Getting to I-Thou

 


Yesterday I wrote about the I-Thou relationship which Martin Buber espouses. Today I follow up with a quote from the great African American mystic and theologian Howard Thurman and hopefully connect the two.

“The first step toward love is a common sharing of a sense of mutual worth and value. This cannot be discovered in a vacuum or in a series of artificial or hypothetical relationships.” (Jesus and the Disinherited)

I believe that both are speaking to authenticity, connectedness and commonality or community. I also believe that both are distinguishing right relationship or righteousness from self-righteousness and discrimination.

Thurman goes on to make two points about mutual worth and value shared. He says that true common worship is intended to honor such mutuality and bring it forth. He also says that Jesus demonstrated this right relationship by coming alongside the poor, the disinherited, the weak. 

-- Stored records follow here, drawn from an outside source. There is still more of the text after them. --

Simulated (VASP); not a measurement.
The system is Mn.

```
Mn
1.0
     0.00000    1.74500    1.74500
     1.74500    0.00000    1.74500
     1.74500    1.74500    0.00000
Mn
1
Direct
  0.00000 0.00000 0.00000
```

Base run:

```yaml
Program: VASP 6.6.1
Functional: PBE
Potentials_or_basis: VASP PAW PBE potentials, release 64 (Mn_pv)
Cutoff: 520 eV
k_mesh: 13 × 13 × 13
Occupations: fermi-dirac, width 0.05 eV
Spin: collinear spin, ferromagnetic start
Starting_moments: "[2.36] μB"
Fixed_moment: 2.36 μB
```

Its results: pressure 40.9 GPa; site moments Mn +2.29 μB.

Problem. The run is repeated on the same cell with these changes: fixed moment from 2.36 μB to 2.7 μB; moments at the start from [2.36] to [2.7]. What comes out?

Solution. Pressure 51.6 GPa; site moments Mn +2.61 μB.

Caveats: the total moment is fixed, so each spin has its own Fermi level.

Unfortunately, Thurman also points out that religion has been used to segregate rather than integrate. This is still the case after hundreds of years. 

Yet, praying with Thurman and Buber, offers me an opportunity to imagine a different way. I believe that part of that way is to reorient toward the sacred in all of us. I am thinking about reverence now. That is a way to not only come alongside but to also get to the Thou instead of the objectified It. May this Lent bring us closer to true common worship and thus to God and each other.